Double Beirut Blast

Victims rely on NGOs to be able to return to their homes

“When I saw the house renovated, I was so happy that I went into debt to buy new furniture. I will pay them on credit for the next six years,”says Jeanine Njeim, single and just over 40 years old. She lives with her mother Julie, 61, and her father Jean, 78, on the second floor of a Mar Mikhael building facing the Beirut harbor.

In the neighborhood, there were hundreds of victims between dead and injured. If only we counted the modern building facing her apartment, the Skyline, one of Beirut’s new architectural landmarks, seven people were killed. Today, just like the white silo building, it looks like a wreck facing the port of the Lebanese capital.

Jeanine’s mother and father were injured. And so far they are undergoing the heavy consequences. Jean, who has a hair salon in the neighborhood, would need several months to regain the use of his right hand in which tendons were severed by shards of glass. Julie suffered broken glass on her back and her various wounds required more than 200 stitches.

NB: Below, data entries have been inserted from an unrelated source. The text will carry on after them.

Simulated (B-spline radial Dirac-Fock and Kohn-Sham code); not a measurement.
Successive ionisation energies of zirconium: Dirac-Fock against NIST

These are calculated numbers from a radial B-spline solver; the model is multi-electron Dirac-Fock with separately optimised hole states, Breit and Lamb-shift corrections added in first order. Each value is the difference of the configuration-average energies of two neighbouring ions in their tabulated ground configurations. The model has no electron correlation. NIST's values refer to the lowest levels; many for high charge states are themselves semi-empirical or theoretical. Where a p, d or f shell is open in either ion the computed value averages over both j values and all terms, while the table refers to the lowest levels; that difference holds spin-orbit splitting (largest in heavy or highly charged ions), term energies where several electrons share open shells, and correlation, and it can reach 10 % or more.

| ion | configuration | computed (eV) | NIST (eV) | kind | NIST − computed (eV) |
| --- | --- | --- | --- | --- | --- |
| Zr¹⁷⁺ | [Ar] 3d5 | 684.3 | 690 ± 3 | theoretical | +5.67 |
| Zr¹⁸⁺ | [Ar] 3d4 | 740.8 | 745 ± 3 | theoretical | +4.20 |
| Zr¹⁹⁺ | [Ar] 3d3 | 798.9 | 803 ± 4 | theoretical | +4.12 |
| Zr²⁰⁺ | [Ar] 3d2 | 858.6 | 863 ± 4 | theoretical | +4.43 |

Jeanine knows that her parents, just like she did, survived the Beirut double explosion by miracle.

“I had just come out of work and walked home. At the time of the first explosion, my mother was on the balcony. I saw her and started screaming to tell her to go in and I started running towards the house. I was on the stairs when the second explosion occurred. I got dust and broken glass in my hair. Upon reaching the floor of my apartment, I saw that our front door was blown away by the blast. There was nothing left of the house. I stepped over the wreckage to help my mother. She was all bleeding in the living room. I don’t know where I got the strength to carry her two floors down the stairs. Once I got to the street, I collapsed,”says Jeanine.

The family lived away from the apartment for more than a month. Jeanine paid her parents a hotel room in the suburbs of Beirut. “As the apartment doors were shattered, there were a lot of looting in the first few days after the explosion. The little furniture we had left was stolen. Immediately, I began searching for associations who could help us rebuild. The NGO Nusaned was the only one to call me back,”she said.

Nusaned is a local NGO, partner of CARE in a project to rehabilitate homes and businesses devastated by the double Beirut blast.

“They are pros. They brought in an excellent contractor straight away; he renovated everything: the glass windows, the door frames, the doors, the painting of the walls, the tiles in the kitchen and the bathroom. Everything! He didn’t miss any detail. In just over a month, we were able to move back into the house and we are the only ones in the building who were able to do so,”she adds.Residents, who do not have access to their bank accounts due to the financial crisis in Lebanon, are still waiting for NGOs to have the restoration work done.

For a year, Lebanon has been facing the worst economic crisis in its modern history. The national currency fell against the US dollar from 1,500 liras to the dollar, in a matter of months, to 8,000.

If they don’t benefit from the support of NGOs, many of the 300 000 displaced will not return to their homes; they sadly cannot afford to rebuild their homes or buy back furniture.

Two months after the explosion, the affected neighborhoods, which were full of people before August 4, 2020, have become ghost zones.

“Even though the neighborhood is still empty and is indeed a disaster area, the most important thing for me is to be back home. It was painful to stay at the hotel. And then when I’m outside Beirut, I’m like a fish out of water. This is where I grew up and this is where I belong,”notes Julie, the mother, who admits that she is still very tired psychologically due to what she went through.

In one of the rooms of the house, plastic bags are piled up. “This is our stuff. Volunteers helped us clean up and they put everything in here. There is still broken glass and dust in them. I hope I will have the courage and the strength to sort them out soon,” she says.

But no matter what she does, the sixty-one-year-old knows her life has turned upside down and that nothing will ever be the same again.